Posted on 09/05/2006 9:37:08 AM PDT by GMMAC

Part 2 of National Post's series:
"The path to terror in Canada"


Terror suspect's bride: 'I'm shocked'

Stewart Bell
National Post
Tuesday, September 05, 2006

Three months after the RCMP began arresting 18 suspects accused of plotting terror attacks in Canada, an investigation by the National Post has uncovered a web of links to Pakistan. Today, in the second of four parts, an exclusive interview with the Pakistani bride of Toronto terror suspect Jahmaal James.


LAHORE, Pakistan - There are plastic flowers on the walls, a small computer on the table beneath the window and a curtain for a door. For four months and 10 days, accused Canadian terrorist Jahmaal James lived in this dingy bedroom in Pakistan's cultural capital.

His copy of a Toronto-published book called How to Pray, an illustrated guide to performing Muslim rituals, still sits in the room.

That is not all he left behind.

Sima James, the woman he married in a colourful ceremony in Lahore 10 months ago, is a 25-year-old with big brown eyes and the head-to-toe black dress of a conservative Muslim woman.
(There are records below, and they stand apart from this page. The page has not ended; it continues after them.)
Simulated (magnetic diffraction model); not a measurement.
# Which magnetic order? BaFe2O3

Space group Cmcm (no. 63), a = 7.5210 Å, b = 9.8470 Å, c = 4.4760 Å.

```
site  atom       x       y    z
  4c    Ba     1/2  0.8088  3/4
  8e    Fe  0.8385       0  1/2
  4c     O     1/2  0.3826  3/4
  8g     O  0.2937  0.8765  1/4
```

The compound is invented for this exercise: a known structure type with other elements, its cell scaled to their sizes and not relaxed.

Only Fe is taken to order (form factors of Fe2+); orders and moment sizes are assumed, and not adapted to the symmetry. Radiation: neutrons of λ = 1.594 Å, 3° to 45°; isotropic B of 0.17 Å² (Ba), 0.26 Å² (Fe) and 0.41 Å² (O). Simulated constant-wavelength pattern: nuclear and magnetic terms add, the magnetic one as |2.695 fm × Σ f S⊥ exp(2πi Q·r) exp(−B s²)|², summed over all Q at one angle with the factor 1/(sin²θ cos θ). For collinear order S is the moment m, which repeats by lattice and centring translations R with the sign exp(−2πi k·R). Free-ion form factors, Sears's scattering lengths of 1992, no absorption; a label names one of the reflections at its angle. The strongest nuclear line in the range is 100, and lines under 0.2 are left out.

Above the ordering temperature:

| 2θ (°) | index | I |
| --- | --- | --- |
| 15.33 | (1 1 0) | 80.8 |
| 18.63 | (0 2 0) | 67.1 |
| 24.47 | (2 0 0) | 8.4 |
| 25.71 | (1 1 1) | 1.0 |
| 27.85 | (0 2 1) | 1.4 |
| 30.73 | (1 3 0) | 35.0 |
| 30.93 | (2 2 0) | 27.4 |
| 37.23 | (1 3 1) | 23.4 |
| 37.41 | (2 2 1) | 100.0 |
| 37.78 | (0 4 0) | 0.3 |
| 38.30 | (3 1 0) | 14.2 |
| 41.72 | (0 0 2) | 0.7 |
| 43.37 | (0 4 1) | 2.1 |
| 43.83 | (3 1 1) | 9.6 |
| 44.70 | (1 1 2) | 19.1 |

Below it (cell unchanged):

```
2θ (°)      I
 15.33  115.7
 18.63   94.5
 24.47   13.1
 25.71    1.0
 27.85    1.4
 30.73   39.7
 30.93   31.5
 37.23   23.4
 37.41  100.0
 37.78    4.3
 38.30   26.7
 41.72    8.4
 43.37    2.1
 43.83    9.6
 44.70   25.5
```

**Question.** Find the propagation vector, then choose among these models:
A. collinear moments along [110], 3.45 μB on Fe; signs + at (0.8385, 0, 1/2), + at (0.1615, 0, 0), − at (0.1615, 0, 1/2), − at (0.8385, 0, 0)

"He was a good person -- simple, nice," she told the National Post in her first interview, one of the rare times a wife of any of the 18 suspects arrested in alleged Canadian terror plots has spoken to the media.

A follower of Imam Ali Hindy's preachings at the Salaheddin Islamic Centre in Scarborough, where several known and suspected terrorists have worshipped, Mr. James flew to Lahore last November.

By his family's account, he went to Pakistan to consecrate an arranged marriage. But Crown prosecutors allege Mr. James had something else in mind: training for terror.

During his stay, he allegedly travelled north to the village of Balakot to attend a training camp run by Islamist militants. The Post has learned Mr. James allegedly received a week of small-arms training.

He was also seen in the company of senior members of the al-Qaeda-linked militant group Lashkar-e-Tayyiba, and at one point was questioned by Pakistani authorities.

"Our intelligence and law enforcement agencies are co-operating with the Canadian government," said Brigadier General Javed Cheema, a Pakistani counterterrorism official.

The travels of Mr. James are part of a web of links that tie Pakistan to the alleged plot by Toronto-based Islamic extremists to storm Parliament Hill and set off truck bombs in downtown Toronto.

While the Toronto plot has been widely described as the work of "homegrown" Canadian terrorists, the Pakistani connection has investigators probing the extent to which the group was influenced by the South Asian nation's rampant radicalism.

Counterterrorism authorities in Britain, the United States and Australia have been turning up similar links between domestic terror plots and Pakistan, particularly to Lashkar-e-Tayyiba, an emerging player in the global jihad.

Sitting on a sofa opposite her husband's neatly made bed, Mrs. James said she had no idea the man she married had been accused of taking part in a Toronto-based terrorist group.

"I'm shocked," said Mrs. James, whose family runs a Lahore poultry business. "I don't know what happened, really I don't, and I don't believe this. My husband don't do this. I know."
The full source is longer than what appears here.